The Trojan Women at Carnegie Mellon's School of Drama | Theater | Pittsburgh | Pittsburgh City Paper

The Trojan Women at Carnegie Mellon's School of Drama

The actresses do not merely shine, but are metaphorically on fire

The Trojan Women is a classic palimpsest: re-written, re-adapted and re-translated since 451 BCE, when Euripides copped the story from Homer's even-more-ancient Iliad. The School of Drama at Carnegie Mellon University's latest iteration, Charles L. Mee's Trojan Women: A Love Story, draws from several thousand years of literature and the horrors of war, with distinctly modern accents.

Direct antecedents of the work (a.k.a. The Trojan Women 2.0) draw from both the Greek tragedy and Hector Berlioz' 1856-58 opera, Les Troyens. Add more text from James Bannister's 1781 translation, with further massage by adapters Megan Monaghan Rivas and Kate Robinson, then distill with the political/dramatic voice of director Jed Allen Harris.

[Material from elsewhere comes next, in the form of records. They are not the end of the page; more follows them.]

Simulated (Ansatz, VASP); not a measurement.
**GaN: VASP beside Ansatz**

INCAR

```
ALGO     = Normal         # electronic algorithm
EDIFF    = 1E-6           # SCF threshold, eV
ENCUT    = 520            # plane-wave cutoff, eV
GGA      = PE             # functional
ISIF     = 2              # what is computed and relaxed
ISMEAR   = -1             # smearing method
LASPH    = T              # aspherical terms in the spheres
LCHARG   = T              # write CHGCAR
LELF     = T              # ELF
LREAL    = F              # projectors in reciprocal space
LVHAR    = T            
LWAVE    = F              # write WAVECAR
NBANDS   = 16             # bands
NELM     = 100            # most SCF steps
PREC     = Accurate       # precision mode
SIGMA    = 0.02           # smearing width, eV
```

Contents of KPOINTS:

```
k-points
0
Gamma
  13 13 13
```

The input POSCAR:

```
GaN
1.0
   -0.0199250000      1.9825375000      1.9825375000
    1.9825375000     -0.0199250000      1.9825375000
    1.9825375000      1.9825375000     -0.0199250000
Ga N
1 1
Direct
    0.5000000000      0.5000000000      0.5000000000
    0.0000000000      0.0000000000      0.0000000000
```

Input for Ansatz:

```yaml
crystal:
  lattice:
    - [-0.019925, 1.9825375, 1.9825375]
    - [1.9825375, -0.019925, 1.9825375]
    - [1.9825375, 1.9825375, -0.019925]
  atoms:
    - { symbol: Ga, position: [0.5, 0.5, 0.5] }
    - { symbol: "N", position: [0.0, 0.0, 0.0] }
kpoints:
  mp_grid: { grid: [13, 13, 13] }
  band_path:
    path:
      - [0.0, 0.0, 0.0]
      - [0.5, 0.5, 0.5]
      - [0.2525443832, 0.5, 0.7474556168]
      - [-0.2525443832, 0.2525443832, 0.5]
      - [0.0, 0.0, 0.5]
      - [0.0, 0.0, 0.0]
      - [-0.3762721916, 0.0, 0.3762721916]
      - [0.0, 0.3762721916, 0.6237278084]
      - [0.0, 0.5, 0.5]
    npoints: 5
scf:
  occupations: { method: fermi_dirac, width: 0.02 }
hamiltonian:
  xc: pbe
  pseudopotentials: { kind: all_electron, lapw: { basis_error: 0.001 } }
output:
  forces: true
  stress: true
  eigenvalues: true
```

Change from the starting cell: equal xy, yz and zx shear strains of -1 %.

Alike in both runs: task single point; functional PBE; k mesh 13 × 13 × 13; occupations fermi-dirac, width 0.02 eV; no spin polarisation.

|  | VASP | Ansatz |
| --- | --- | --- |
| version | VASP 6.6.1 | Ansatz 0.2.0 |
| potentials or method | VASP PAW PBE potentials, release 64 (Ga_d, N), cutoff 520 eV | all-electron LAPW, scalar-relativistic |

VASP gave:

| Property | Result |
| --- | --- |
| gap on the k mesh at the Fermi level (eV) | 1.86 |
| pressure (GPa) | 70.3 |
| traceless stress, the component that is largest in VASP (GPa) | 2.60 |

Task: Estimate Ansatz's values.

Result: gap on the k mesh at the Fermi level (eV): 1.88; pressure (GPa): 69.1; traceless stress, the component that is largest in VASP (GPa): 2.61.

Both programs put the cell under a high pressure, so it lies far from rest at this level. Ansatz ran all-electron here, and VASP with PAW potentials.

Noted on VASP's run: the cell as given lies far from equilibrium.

What follows is a one-act spectacle of declamations, pain and very occasional humor. Lex Gernon's set presents a literally skewed vision of the destruction of a civilization in the aftermath of war. DeLisle Merrill's costumes delineate the women before they speak a single word: the gartered vamp Helen, the girlishly innocent Polyxena, the "mad housewife" party dress for Andromache, the ripped and tortured Cassandra. Hecuba herself calls to mind Star Trek's Deanna Troi (yes).

Cathryn Dylan, The Trojan Women, Carnegie Mellon
Photo courtesy of Louis Stein
Cathryn Dylan in The Trojan Women, at Carnegie Mellon

After opening Trojan Women as a very classical-style Greek chorus in drag, men are definitely relegated to supporting — and often confusing — roles. The actresses do not merely shine, but are metaphorically on fire. Madeline Wolf sings and slithers her portrayal of the doomed seeress' rage, after Colleen Pulawski channels a demented Doris Day/June Cleaver clone with hidden sexual perversions. Olivia Lemmon certainly commands her matriarchal character in a most demanding role.

The often anonymous "Greek chorus" comes to life when the maid, matron, crone types are "interviewed" on video to reveal modern characters and very individual personalities. Respectively, Joell Weil, Kelsey Carthew and Annie Yokom credibly transform from downtrodden slaves to high school student, stay-at-home mother and sophisticated landscape architect to put real faces on war.

There's no subtlety in Trojan Women: A Love Story. All the dials are up to 11, and while unmistakably loud, it is often less clear.